Zhongren Wang

Queue Storage Design for Metered On-Ramps

Queue storage at a metered freeway on-ramp is an essential design element for metered on-ramps to prevent on-ramp queue from extending beyond on-ramps. In this paper, various existing methodologies that are used to size the queue storage at metered on-ramps were first reviewed. It was found that queue storage sized using 7% of peak hour on-ramp demand is widely accepted in practice. A limited dataset collected in California helps provide some reality check for this method. It is recommended that queue storage be recognized as an indispensable design element at metered on-ramps, and detailed sizing guidance be developed in the highway geometric design policy of the American Association of State Highway and Transportation Officials (AASHTO).

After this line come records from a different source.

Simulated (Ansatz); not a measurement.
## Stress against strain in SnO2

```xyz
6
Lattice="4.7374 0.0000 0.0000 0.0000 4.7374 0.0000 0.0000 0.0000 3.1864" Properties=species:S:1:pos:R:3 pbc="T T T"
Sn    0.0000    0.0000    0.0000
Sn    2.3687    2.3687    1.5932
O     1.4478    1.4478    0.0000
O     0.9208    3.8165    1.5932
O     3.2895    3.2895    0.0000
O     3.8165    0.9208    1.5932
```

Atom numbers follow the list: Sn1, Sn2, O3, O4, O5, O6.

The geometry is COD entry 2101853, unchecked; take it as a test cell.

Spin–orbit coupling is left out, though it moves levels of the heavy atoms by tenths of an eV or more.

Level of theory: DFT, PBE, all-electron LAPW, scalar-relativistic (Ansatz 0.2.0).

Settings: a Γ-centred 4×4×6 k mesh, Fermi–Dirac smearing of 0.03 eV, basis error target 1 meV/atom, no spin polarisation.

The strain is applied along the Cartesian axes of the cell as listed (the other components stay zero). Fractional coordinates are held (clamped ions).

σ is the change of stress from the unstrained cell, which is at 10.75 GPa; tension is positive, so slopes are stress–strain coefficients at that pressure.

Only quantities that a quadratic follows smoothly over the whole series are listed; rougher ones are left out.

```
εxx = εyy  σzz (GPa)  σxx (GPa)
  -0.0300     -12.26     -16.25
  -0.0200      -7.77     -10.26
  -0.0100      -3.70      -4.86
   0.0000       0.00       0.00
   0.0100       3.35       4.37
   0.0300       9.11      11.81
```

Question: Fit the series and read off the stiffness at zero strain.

Placement Design of Ramp Control Signals

Some current design guidelines specify that standard-mounted ramp control signals be placed almost aligned with the limit line. As a result, signal indications are typically placed outside of a drivers comfortable cone of vision, as required by the Manual on Uniform Traffic Control Devices (MUTCD). In this paper, the placement design of ramp control signals was analytically examined in relation to the satisfaction of a drivers comfortable cone of vision for stopped vehicles at the limit line and the satisfaction of stopping sight distance for approaching vehicles in accordance with MUTCD. Relationships between location of limit line, location of signal standard, ramp geometry, and approaching speeds were derived. Sample lookup design charts were also developed to facilitate the development and evaluation of signal placement design. A brief analysis using these relationships concluded that signal standards placed in alignment with the limit line would violate not only the comfortable cone of vision of stopped drivers but also the stopping sight distance of approaching vehicles. For a loop on-ramp with a 300-ft radius, standard-mounted signals on the left side of an on-ramp should be placed at least 22 ft downstream of the limit line to satisfy the requirements of both the stopped and approaching vehicles. In contrast, signals on the right side could satisfy only the stopped vehicles but not the approaching vehicles if placed at least 44 ft downstream of the limit line. (Left and right here are relative to the direction of travel.) Therefore, signals placed on the left side of the on-ramp curve (even with a radius of 500 ft) are more critical than those on the right side, especially when the approaching stopping sight distance is important.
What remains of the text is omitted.